Table of Contents
Consumption Still A Concern
Facts and Data
- GDP Growth: GDP growth slipped to 4% in the second quarter of 2024-25.
- Bank Credit Growth: Slowed for the fifth straight month in November.
- Core Infrastructure Sector Growth: Expanded at a four-month high pace of 4.3% in November.
- Production levels were 3% below October with six of eight sectors operating at lower capacities.
- Purchasing Managers’ Index (PMI): Factory activity in November and December 2024 was the worst through 2024 (fell to 56.4, down from 56.5).
- Goods and Services Tax (GST) Revenues:
- December GST revenues: ₹1.77 lakh crore, marking a three-month low.
- Year-on-year growth: 3%, the joint-second slowest uptick in 3.5 years.
- Below-10% growth for the fourth straight month.
- Year-to-date rise in revenues: 6%, making the 11% growth target challenging.
- Net revenues after refunds: Grew at just 3%, the slowest this fiscal.
- Domestic transactions revenue growth: 4%.
- Import revenue growth: 9%.
- Goods Import Bill: November goods import bill: $70 billion, a 27% increase from previous levels.
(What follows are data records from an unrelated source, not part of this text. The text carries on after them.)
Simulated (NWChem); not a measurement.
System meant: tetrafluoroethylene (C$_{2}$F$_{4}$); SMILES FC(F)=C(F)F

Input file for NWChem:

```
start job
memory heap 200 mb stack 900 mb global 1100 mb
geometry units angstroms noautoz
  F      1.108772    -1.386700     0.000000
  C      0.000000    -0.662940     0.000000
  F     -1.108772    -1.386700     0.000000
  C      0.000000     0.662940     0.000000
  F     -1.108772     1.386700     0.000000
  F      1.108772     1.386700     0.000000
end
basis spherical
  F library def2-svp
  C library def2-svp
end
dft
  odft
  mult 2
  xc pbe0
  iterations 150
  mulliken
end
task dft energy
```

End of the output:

Importance of Consumption for Economic Growth
- Major Driver of GDP Growth: Private consumption accounts for a significant portion of GDP in most economies. In India, consumption contributes nearly 60% to GDP, directly influencing economic output.
- Boosts Demand for Goods and Services: Higher consumption increases demand for goods and services, driving industrial production and service sector growth, leading to job creation.
- Encourages Investment: A surge in consumption creates favourable conditions for businesses to invest in capacity expansion, research, and innovation, fostering economic development.
- Multiplier Effect: Spending by consumers generates income for producers and workers, who in turn spend their earnings, creating a multiplier effect that amplifies economic growth.
- Government Revenue: Higher consumption results in increased revenue through indirect taxes like GST, helping governments finance developmental projects and welfare programs.
- Resilience Against Global Shocks: Economies with strong domestic consumption are less dependent on external factors like exports, making them more resilient to global uncertainties.
Actions the Centre and RBI Can Take to Boost Consumption
- Address Inflation: Contain rising prices to protect purchasing power.
- Enhance Credit Flows: Ensure easier access to retail credit, enabling consumers to spend more.
- Stimulate Urban Demand: Focus on incentives for urban households to counter post-festive spending slowdowns.
- Support Rural Demand: Strengthen rural incomes through targeted programs and minimum support price (MSP) adjustments.
- Create Employment: Focus on job creation, as stable employment boosts consumer confidence and spending.
- Focus on Consumption-Oriented Policies: Reduce indirect tax burdens and provide targeted subsidies to lower-income groups to spur consumption.